Manila (Philippine Daily Inquirer/ANN) - A breakthrough for the environment sector of the Philippines has recently come in the form of a local reforestation and agroforestry project that gained international recognition for providing "real, additional and permanent greenhouse gas emissions."
The Quirino Forest Carbon Project (QFCP) of the Conservation International-Philippines has been acknowledged under the Verified Carbon Standards (VCS) program, a global standard and quality assurance system at the forefront of accounting greenhouse (GHG) emissions reductions in the voluntary carbon market.
The project was accepted in the VCS program after its standards were approved in June by a third party auditor, the Rainforest Alliance. Last year, it was also awarded a Gold-level under the Climate, Community and Biodiversity (CCB) Standards for including community and biodiversity benefits in implementing the project.

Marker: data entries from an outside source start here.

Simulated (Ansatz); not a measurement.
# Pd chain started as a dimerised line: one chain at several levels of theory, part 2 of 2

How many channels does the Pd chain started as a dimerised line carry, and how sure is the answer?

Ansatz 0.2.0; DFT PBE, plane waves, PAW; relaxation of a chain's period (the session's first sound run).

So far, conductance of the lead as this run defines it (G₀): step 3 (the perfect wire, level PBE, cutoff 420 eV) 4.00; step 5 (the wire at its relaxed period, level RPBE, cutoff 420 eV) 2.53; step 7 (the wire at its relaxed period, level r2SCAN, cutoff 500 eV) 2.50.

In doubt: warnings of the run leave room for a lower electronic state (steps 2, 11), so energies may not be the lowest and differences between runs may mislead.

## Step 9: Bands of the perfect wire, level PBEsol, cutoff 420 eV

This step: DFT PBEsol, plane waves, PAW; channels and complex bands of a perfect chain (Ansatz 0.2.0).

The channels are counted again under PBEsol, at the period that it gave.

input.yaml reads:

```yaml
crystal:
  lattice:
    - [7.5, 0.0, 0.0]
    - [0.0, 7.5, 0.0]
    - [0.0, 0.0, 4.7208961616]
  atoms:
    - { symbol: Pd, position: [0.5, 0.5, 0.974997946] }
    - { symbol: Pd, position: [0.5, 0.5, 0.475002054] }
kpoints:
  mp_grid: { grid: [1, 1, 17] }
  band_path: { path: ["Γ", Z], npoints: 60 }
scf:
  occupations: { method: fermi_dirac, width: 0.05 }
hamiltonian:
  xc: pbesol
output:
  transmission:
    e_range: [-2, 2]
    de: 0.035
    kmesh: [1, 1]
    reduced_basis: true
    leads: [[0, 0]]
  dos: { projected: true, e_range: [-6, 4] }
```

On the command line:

Implemented in a 175,943-hectare protected area in the province of Quirino called the Quirino Protected Landscape (QPL), the project sits amid a rich biodiversity--endemic and threatened flora and fauna. It supports the sustainable development of nearby provinces. The project envisions to produce long-term lessening of greenhouse gas emissions by restoring and protecting the QPL.
QFCP is the first forest carbon project in Asia to receive both VCS and CCB accreditations.
Romeo Trono, country executive director of Conservation International-Philippines, said that this was the first time that a project in the Philippines or in Asia has achieved a claim on carbon credits under VCS.
He said that with this development, agencies and companies in the country will be able to acquire carbon credits from local reforestation projects.
Trono said most carbon credits in the country came from the renewable energy sector.
Calling the project a "breakthrough for GHG removal," Conservation International said that the forestry sector will not be the lone beneficiary of the project but local communities as well.
"It is a three-pronged approach to helping the country by providing communities with alternative livelihood from the reforestation and agroforestry efforts, while simultaneously contributing to mitigating climate change and protecting threatened biodiversity," Trono said.
He explained that coordination is being done with local communities in implementing the project, "letting them enjoy livelihood benefits while also providing practical, affordable solutions to climate change concerns."
Aside from proposing an alternative income and promoting the protection of plant and animal habitats, Trono said the project also helps ensure that a steady supply of water is available for the communities by maintaining the watershed.
Under the project, 177 hectares of agroforestry and reforestation parcels will be set up within Integrated Social Forestry (ISF) farms to be managed by volunteers from the local community. The volunteers are persons who agreed to have their land used in the project for the next 23 years.
The QFCP has planted fruit trees like lanzones, rambutan and citrus trees as well as indigenous trees like molave, kalantas, narra and balakat gubat in 41 hectares of land. Fruit trees will continuously be planted on 136 hectares of land in villages covered by the project this year.
The project expects to gather 31,771 in total carbon dioxide in the entire duration of the project while providing benefits to 96 households.
Conservation International has teamed up with Moretrees, a non-profit carbon offset provider. The project, according to Conservation International is a "very good example of invoking partnerships with the private sector in addressing simultaneously community development, biodiversity conservation and climate change mitigation/adaptation for sustainability."